- November 1, 2018
- Posted by: Paul Hamann
- Category: Blog
By Paul S. Hamann & Jack Salewski, CPA, CGMA
Although there are general guidelines to help you pick the best approach to determine reasonable compensation, there are no hard and fast rules. For the overwhelming majority of your clients, one of two common approaches that rely on comparability data should do the trick. For the occasional client that just doesn’t seem to fit any molds, there is an approach for them, too.
What we caution against is not using a recognized approach, commonly referred to as guessing or ballparking. These approaches (if we can even call them approaches) will leave your client vulnerable to an IRS reasonable compensation challenge, with no defensible position.

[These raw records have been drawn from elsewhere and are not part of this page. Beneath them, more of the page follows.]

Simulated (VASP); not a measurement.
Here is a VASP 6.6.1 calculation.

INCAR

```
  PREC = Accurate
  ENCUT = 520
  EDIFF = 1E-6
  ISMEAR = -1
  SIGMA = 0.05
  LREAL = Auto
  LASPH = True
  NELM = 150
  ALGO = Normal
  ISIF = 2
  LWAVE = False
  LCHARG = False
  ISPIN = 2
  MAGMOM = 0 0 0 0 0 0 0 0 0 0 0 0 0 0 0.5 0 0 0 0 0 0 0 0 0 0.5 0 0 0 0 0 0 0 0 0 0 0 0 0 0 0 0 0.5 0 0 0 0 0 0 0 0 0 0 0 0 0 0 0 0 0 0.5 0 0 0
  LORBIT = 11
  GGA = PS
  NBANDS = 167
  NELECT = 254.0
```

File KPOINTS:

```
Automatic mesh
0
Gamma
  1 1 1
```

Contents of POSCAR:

The three generally accepted approaches (from the IRS Job Aid: Reasonable Compensation) used to determine reasonable compensation are:
- The Cost Approach, aka Many Hats Approach: Generally works best for small businesses where the owner wears multiple hats.
- The Market Approach, aka the Industry Comparison Approach: Generally works best for medium-sized businesses where the owner performs predominantly managerial tasks.
- The Income Approach, aka the Independent Investors Test: Generally works best for outliers.
The Cost Approach (AKA Many Hats Approach) – Breaks the duties of the business owner into its components such as company administration, accounting, finance, marketing, advertising, engineering, purchasing, etc.
The Cost Approach breaks down the time spent by the business owner on the various duties performed and quantifies the amount of time devoted to the different duties. Next, salary surveys are used to determine a comparable wage for each job duty performed by the business owner, then added up to arrive at the total “cost” to replace the services of the business owner.
The Cost Approach generally works best for small businesses where the business owner provides multiple services for the business (wears many hats).
The Market Approach (AKA Industry Comparison Approach) – Compares the business owner’s compensation to compensation within the same industry. The market approach focuses as much as possible on the owner’s business and the specific position being analyzed (often the CEO or General Manager who also owns the business). The question to be answered is: How much compensation would be paid for this same position, held by a non-owner in an arms-length employment relationship, at a similar company?
The Market Approach generally works best for medium and large businesses where the business owner provides only one duty: management of the business.
The Income Approach (AKA Independent Investors Test) – Seeks to determine whether a hypothetical investor would be satisfied with their return on investment when looking at the financial performance of the business in conjunction with the compensation level of the owner.
The income approach can only be correctly applied when the Fair Market Value (FMV) of the company is available for each year that compensation is examined.
The rationale behind the Independent Investor Test is that investors pay employees to work to increase the value of the assets entrusted to their management. A high rate of return indicates that the assets’ value increased and that the employee provided valuable services. Thus, if investors obtain returns above what they should reasonably expect, an employee’s salary is presumptively reasonable.
The Income Approach generally works best when there is no comparability data available.
Choosing the approach that best fits the facts and circumstances of your client and their business enables you to help them accurately determine a defensible Reasonable Compensation figure.